Six Signs of the DisConnect
"Washington is out of touch" -- that's a line one hears a lot from politicians who want to play the outsider. Is it true?
Tyler Cowen of the "Marginal Revolution" blog points us to a disturbing article, "Bubble on the Potomac," in Time magazine which discusses the extent to which that has become true, economically speaking, for the District of Columbia and its environs -- defined, for the purposes of this post, as the Washington-Arlington-Alexandria metropolitan statistical area.
Although I tend to regard the economics coverage of such newsmagazines as sloppy, I was very impressed by the quality of this article. I'd just like to further the point, demonstrating that there is substantial evidence suggesting growth of the federal government in Washington, D.C., and moreover, disproportionate prosperity in the D.C. area.
So here are six signs that D.C. has economically "DisConnected" from the rest of the nation:
#6: Home prices in D.C. have risen 43% over a nationwide average since 2000.
#5: Federal government employment has grown 4% in the District and D.C. area -- a net 40,000 D.C. government jobs -- since President Obama took office in January 2009.

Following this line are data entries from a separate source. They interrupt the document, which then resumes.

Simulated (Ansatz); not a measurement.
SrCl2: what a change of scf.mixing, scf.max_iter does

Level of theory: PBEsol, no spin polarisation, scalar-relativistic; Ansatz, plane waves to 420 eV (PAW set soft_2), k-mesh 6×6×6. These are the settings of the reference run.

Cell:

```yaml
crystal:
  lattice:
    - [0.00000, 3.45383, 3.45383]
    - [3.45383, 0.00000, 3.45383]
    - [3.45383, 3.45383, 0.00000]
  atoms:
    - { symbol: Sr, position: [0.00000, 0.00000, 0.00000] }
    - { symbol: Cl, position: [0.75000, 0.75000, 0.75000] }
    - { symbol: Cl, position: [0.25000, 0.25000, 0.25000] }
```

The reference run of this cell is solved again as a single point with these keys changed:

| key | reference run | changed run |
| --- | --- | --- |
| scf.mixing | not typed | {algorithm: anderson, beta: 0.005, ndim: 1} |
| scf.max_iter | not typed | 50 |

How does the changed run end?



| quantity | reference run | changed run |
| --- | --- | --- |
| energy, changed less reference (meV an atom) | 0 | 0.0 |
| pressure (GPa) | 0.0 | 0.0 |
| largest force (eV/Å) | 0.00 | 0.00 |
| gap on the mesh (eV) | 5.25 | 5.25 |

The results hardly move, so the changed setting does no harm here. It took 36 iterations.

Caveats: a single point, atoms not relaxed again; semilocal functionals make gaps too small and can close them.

#4: The rise of the contractor conceals the extent to which the federal government has grown in the D.C. area, supporting the argument of the Time article.
#3: The unemployment rate of the D.C. area is consistently two-thirds of the nation's unemployment rate.
#2: The average American's income is 63% of what the average D.C. area resident makes.
#1: D.C. employment contracted only one-fourth as much as the nation's did, and their payrolls are already above their pre-recession highs.